Anonymous
Anonymous asked in Science & MathematicsEngineering · 6 years ago

# How do you find peak current?

Given:

L = 140 pF

R = 140 ohms

v = 18300 V

Problem is along the lines of; person shuffling feet along dry carpet acts as a charged capacitor with 140 pF. The capacitance my be charged to 18300V. When the person touches a water faucet they experience a light shock, finger acts as a resistor 140 ohms.

Find peak current.

p.s. I found out the peak current is NOT -502A or 502A

I have found the time constant to be 1.96 * 10^-8 sec

Thanks!

Relevance

It's more obvious than you think (or I haven't woken up enough yet.) It's just 18300V ⁄ 140Ω ≈ 130.7A. That's so, because the capacitor is charged up and acts like a simple voltage source (for only a moment) that discharges through the 140Ω resistor.

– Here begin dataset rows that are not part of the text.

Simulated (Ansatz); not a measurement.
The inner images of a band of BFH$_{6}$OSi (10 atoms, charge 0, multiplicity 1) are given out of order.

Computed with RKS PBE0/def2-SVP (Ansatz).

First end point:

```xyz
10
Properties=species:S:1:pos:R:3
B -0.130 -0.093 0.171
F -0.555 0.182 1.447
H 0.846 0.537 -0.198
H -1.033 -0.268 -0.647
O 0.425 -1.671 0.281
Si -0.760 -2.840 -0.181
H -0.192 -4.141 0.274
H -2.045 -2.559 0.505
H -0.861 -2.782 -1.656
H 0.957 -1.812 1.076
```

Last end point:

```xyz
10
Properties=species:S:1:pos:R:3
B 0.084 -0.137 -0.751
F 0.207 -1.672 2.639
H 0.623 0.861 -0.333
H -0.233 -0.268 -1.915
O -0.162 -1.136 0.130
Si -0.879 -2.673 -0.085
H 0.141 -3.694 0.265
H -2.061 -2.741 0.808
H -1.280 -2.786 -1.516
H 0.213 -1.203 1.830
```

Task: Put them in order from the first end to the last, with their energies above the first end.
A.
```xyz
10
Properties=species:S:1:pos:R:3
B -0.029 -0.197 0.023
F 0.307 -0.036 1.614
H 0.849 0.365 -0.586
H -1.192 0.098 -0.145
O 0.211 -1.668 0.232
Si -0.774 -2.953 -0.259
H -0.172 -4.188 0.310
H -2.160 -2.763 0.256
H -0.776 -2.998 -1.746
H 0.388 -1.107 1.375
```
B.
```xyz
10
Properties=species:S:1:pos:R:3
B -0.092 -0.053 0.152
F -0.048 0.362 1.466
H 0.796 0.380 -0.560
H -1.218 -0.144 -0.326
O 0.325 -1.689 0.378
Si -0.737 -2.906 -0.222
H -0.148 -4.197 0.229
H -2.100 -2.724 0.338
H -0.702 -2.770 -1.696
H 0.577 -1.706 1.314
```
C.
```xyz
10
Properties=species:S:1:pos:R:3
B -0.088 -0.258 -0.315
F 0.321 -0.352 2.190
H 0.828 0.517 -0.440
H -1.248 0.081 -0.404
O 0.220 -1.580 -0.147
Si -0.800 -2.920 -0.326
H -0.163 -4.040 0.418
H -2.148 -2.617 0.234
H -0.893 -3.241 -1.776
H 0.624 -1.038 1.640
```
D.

But let's do it more properly. You know the equation for current in a capacitor as:

1.      I = C ⋅ dV ⁄ dt

But what is dV ⁄ dt? Well, in a discharging RC circuit loop, you know this:

2.      V(t) = V₀ ⋅ e^(-t ⁄ (R⋅C))

Where V₀ = 18300V, C = 140pF, and R = 140Ω, in this case. Taking the derivative with respect to time, t, you get:

3.      d( V(t) ) = d( V₀ ⋅ e^(-t ⁄ (R⋅C)) )

4.      d( V(t) ) = V₀ ⋅ d( e^(-t ⁄ (R⋅C)) )

5.      d( V(t) ) = V₀ ⋅ e^(-t ⁄ (R⋅C)) ⋅ d( -t ⁄ (R⋅C) )

6.      d( V(t) ) = V₀ ⋅ e^(-t ⁄ (R⋅C)) ⋅ -1 ⁄ (R⋅C) d( t )

7.      d V(t) ⁄ dt = -V₀ ⁄ (R⋅C) ⋅ e^(-t ⁄ (R⋅C))

This will be at its fastest (peak) when t = 0, so:

8.      d V(t) ⁄ dt = -V₀ ⁄ (R⋅C), peak value

Substituting the magnitude of (8) into (1):

9.      I = C ⋅ V₀ ⁄ (R⋅C) = V₀ ⁄ R

Which gets back to what was computed at the start. You don't need the time constant.

• If the time constant is 20nS,rise time is 44nS. You require a CRo with rise time of 5nS and bandwidth of a scope of that type will be 80 to 100 MHz. You can see in CRO provided, you take adequate care in layout etc so that what you see is what it is.